I am well aware that there will be many people banging away at the keyboard about Stage 4. I promised myself not to rant. There really is no reason to do so. The Tour de France thrives on drama, from crashes to rider vs. rider. Today is only going to add fuel to the fire, which is not necessarily a bad thing. For the novice who happens to flip to NBC Sports and catch a glimpse of the Tour, the professional peloton is not a bunch of skinny guys riding bicycles around France. They are superior athletes with mind-blowing ability who train and sacrifice almost year-round to be where they are and their spot is NOT guaranteed from day to day. Pain is ignored. Mental barriers are overcome. Sacrifices of family and friends are accepted. All of this for the love of cycling.
The Stage 4 crash that happened in the final 100 meters was unfortunate, and it was obvious that Sagan felt badly that the crash happen. I do NOT believe that he feels badly for making it happen. Yes, I am also aware, if someone has read my blog for any period of time, it is quite obvious that I am not a Cavendish fan. Every former professional cyclist in the commentary box repeated the same thing: it is not the responsibility of Sagan to make room for anyone trying to thread a hole that should not be threaded. Yes, Cavendish is a fantastic sprinter who will go down in cycling lore as one of the best, but Sagan clearly had the wheel of Bouhanni and Cavendish approached from behind to take a tiny window on Sagan’s right. As for the elbow, re-watch the video and notice that Sagan’s elbow was not apparent until Cavendish made contact from behind, pulling Sagan’s elbow forward from the sprint position it was already in.

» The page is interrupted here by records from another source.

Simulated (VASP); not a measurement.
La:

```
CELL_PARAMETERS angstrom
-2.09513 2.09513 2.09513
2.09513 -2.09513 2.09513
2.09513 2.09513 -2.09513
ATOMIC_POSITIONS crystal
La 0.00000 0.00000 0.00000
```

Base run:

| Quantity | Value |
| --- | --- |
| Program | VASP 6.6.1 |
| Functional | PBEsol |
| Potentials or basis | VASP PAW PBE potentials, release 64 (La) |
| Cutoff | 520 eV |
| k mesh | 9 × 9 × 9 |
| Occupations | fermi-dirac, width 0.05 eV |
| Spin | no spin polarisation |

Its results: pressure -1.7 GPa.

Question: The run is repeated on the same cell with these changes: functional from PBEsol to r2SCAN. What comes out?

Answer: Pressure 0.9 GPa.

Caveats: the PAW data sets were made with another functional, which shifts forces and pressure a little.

What if Cavendish wrecked Sagan? The world is screaming the same question . . . especially Cavendish fans. Hopefully, I could look at the same way, and from a racing standpoint I think I would. I am just being honest. It boils down to risk verses reward. Cavendish took a risk. Sprinters take huge risks every time they open up. I also understand why Cavendish’s team is upset. They should be. It is his team. You have to back your brother. I cannot help but believe that deep down inside they also know that it was not an intentional crash. If anyone has raced for any amount of time, whether in a criterium or road race, professional or amateur, a bunch sprint finish is not for the faint of heart. There is a lot of jostling and fighting for your spot. Crashes are a part of the sport. Always will be.
Now, we must wait and see how irrational the officials of the Tour de France react . . . because it is coming . . . unless there is a Frenchman involved.